ASK anyone of different generations what their first memory of cars were, and chances are no two answers will be the same.
The automobile has changed and evolved so much over the last half a century, influenced by the cost of energy.
The correlation between fuel prices and automobile sales, or even automobile design, is fairly established through study.
The buying public’s wants and needs are rationally driven by affordability whilst emotionally driven by socioeconomic status.
The United States led automotive development in the 1950s and 1960s, with many Asian markets including Malaysia, importing and selling US brands like Ford, GM and Chrysler.
In my youth, cars were big statements: they were emotional, signalling freedom and the conquest of the elements, with fuel being cheap and plentiful.
In the early 1970s, a series of global oil and energy crises and embargoes meant having a big gas-guzzler was no longer feasible.
Oil prices went from US$2.90 per barrel to US$11.65 per barrel by the end of the decade, sending the world into a tailspin.
Now, if I told you that the price of petrol could go up from RM2.05 today to almost RM5 in the next few years, how shocking would that be?
At the time, the United States was still the biggest automotive market and heavily influenced the kind of cars being built.
The oil crisis led to major changes, one of which was the increased importance of fuel economy.
This shift effectively downsized automobiles, giving greater prominence to smaller, more compact cars, while phasing out the gas-guzzlers. This opened the doors for the Japanese car industry, which was still finding its footing but wasn’t yet competitive in markets that didn’t prioritise fuel economy.
The volatility of global fuel prices in the 1970s was the perfect moment for the Japanese, who were poised to dominate by building better cars quickly and more cost-effectively through efficient production processes like the Toyota Production System, which was fully developed by 1975.
By the mid 1970s, the world sat up and realised that the future was in downsizing, not upsizing.
While the American auto industry was hit hard, the Japanese makes flourished.
The popular Continental brands underestimated the cheaper, more economical and reliable Nissans, Toyotas, Hondas and Mazdas, which put more Malaysians on the road than ever before.
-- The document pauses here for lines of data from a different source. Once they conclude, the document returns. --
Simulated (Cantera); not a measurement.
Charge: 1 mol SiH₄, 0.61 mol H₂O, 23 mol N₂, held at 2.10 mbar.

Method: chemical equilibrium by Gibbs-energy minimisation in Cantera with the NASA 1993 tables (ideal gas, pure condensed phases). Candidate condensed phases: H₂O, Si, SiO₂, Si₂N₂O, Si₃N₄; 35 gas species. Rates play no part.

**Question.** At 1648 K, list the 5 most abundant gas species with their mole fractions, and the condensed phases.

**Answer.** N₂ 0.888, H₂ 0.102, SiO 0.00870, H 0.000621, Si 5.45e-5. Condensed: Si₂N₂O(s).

Then, in the 1980s, the government upped the ante with the national car projects – first Proton, then Perodua – supported by national road and highway infrastructure projects.
This effectively made Malaysians more mobile, both socially and physically.
Today, Malaysia has one of the highest vehicle populations per capita in Asia, second only to Brunei.
As of 2023, there were 678 vehicles per 1,000 people.
While we truly love our cars and the freedom of mobility, we have been sheltered from global fuel price fluctuations, thanks to being an oil producing country.
We have been able to hedge our prices on the global market and offer fuel at subsidised rates to our people.
But these subsidies are set to end soon, and we may see fuel prices increase by more than 50%.
Fast forward to the late 1980s, and people were starting to take notice of the groundswell in environmental awareness.
Heavy smog and pollution in urban centres made people realise that tailpipe emissions were to blame, and once again, the petroleum industry was the bad guy.
Today, the transport sector accounts for approximately 25% of global greenhouse gas emissions, and frugality is in again – but this time through the lens of environmental concern, alongside fuel efficiency.
By the mid 1990s, legislators worldwide were racking their brains on how to feasibly implement emissions reduction, while facing backlash from virtually every carmaker.
It was against this backdrop that Toyota and Honda would change the face of carbon reduction in mobility.
It was no accident that Toyota chose California for the world debut of the Prius, the first mass-produced hybrid car.
If it could meet California’s stringent emissions laws and look cool at the same time, it could pave the way for success everywhere else.
Celebrities and media personalities wanted to be seen in a Prius, hybrids hit the mainstream, and fuel efficiency became cool.
We are also experiencing major changes in the kinds of vehicles Malaysians are buying.
Incentives for electric vehicles (EVs), the removal of diesel subsidies, and a looming targeted subsidy mechanism for petrol are all set to shift how people buy and use cars.
Malaysians spend between 9.7% and 11.3% of their household income on transportation.
So, can we have the best of both worlds?
Big, sporty, exciting, luxurious cars that are also economical to buy and run?
Simply put, yes.
Most car brands have now downsized and augmented big engines with electrification.
Carmakers must embrace buyers’ demand for the best of both worlds, without sacrificing one for the other.
It’s how we create better cars for a more discerning and ever-evolving audience.
In the next decade, we will see big changes in the global energy supply mix, transmission and storage technologies, and powertrain technologies.
The future looks more diverse than ever as we transition to a carbon-free world.
We now have a good mix of technologies – petrol, diesel, hydrogen, synthetic fuels, and xEVs.
We look forward to balancing the best solutions to the challenges that lie ahead, ushering in a better tomorrow.
The views expressed here are the writer’s own.